So firstly let’s fit the 1PL model to the N-Back data treating each level (1-6) as an item. Here’s the Item Characteristic Curves across the items:

Nice. The 1PL model shows what we would expect from increasing N-Back: that the difficulty of each item increases with the N trials ago that someone is trying to remember.

From this we can pull out the random effects for person and item, $$\theta_{j}$$ and $$\beta_{i}$$, and then we can exponentiate them to put them back on the odds scale to calculate $$E_{A(ji,IRT)}$$. Then we rejoin it with the effort scale from the NASA-TLX, and the subjective cost of effort determined from the effort discounting paradigm, and can begin to model the relationship between $$E_{A(ji,IRT)}$$ and both these operationalisations of perception of (subjective) effort.

First we will look at the NASA-TLX data. Now, the NASA-TLX is an ordinal scale and so we might consider using cummulative ordinal regression on the probit scale. But this model assumes that the data arises from unbounded normal distributions where our underlying latent variable of perception of effort is conceptually bounded. So we should use a model to reflect that such as ordered beta regression7. Similarly to the previous post we fit a mixed effects model with random intercepts and slopes to explore how well $$E_{A(ji,IRT)}$$ is related to the Effort scale of the NASA-TLX.

And we then do the same for the subjective cost of effort.

Ok, so both show the sort of positive directional relationship I’d expect to see if this operationalisation of actual effort were at least somewhat valid: for tasks that require higher actual effort, people seem to have the subjective experience that they do indeed require more effort8.
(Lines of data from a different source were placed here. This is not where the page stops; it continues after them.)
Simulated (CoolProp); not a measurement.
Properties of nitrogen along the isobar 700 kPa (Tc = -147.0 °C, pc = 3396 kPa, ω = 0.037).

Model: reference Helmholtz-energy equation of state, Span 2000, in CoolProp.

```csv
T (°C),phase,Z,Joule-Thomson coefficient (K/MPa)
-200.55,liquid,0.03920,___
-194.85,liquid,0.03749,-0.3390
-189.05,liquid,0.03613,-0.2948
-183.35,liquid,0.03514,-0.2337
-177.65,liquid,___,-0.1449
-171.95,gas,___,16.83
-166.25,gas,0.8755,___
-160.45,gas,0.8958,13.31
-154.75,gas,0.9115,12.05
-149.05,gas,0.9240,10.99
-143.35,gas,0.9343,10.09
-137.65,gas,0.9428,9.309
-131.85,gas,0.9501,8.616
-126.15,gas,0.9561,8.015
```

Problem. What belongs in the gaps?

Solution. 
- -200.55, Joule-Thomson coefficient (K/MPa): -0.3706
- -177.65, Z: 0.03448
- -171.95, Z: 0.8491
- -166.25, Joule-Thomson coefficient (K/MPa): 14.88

It’s also interesting to see that this relationship is closer to the identity for the NASA-TLX Effort scale as compared to the subjective cost. This seems unsurprising given that the NASA-TLX Effort scale asks more directly about the magnitude of the phenemenological experience of effort while the subjective cost, despite likely being informed by the magnitude of the perception of effort, isn’t necessarily directly about that phenomenological experience itself.

### Summary and Conclusion

As discussed, IRT models have assumptions and parameters, ability and difficulty, that map conceptually well onto the assumed primitives, capacity and demands, in my definition of effort and as such seem like a useful approach to exploring operationalisation of actual effort in cognitive tasks. But, it’s not always obvious how to convert $$\theta_{j}$$ and $$\beta_{i}$$ from interval scale logits onto ratio scales in a meaningful way. However, the odds scale formulation of the 1PL/Rasch model is one approach that may work. Here I used a dataset from a previous study and explored relationships between our IRT based operationalisation of actual effort and operationalisations of the perception of effort. As might be expected there were positive directional relationships between these operationalisations, and the relationship was stronger for operationalisations of the pheneomenological experience of effort that had stronger construct, or at least face, validity.

This is encouraging to see and makes me think it is worthwhile looking to explore this in other datasets, and also to begin to systematically collect data for cognitive tasks amenable to these models9.

1. See this nice thesis by Rebecca Freund Rasch and Rationality: Scale typologies as applied to Item Response Theory↩︎

2. Free demo of the 2-back task as an example here for those that don’t know what this involves… at the higher levels it’s pretty tough.↩︎

3. The NASA-TLX is a six item state questionnaire, one of which asks about the effort required i.e., “How hard did you have to work to accomplish your level of performance?”. It’s not ideal in my opinion given my conceptual definition of perception of effort, but it’ll do for current purposes.↩︎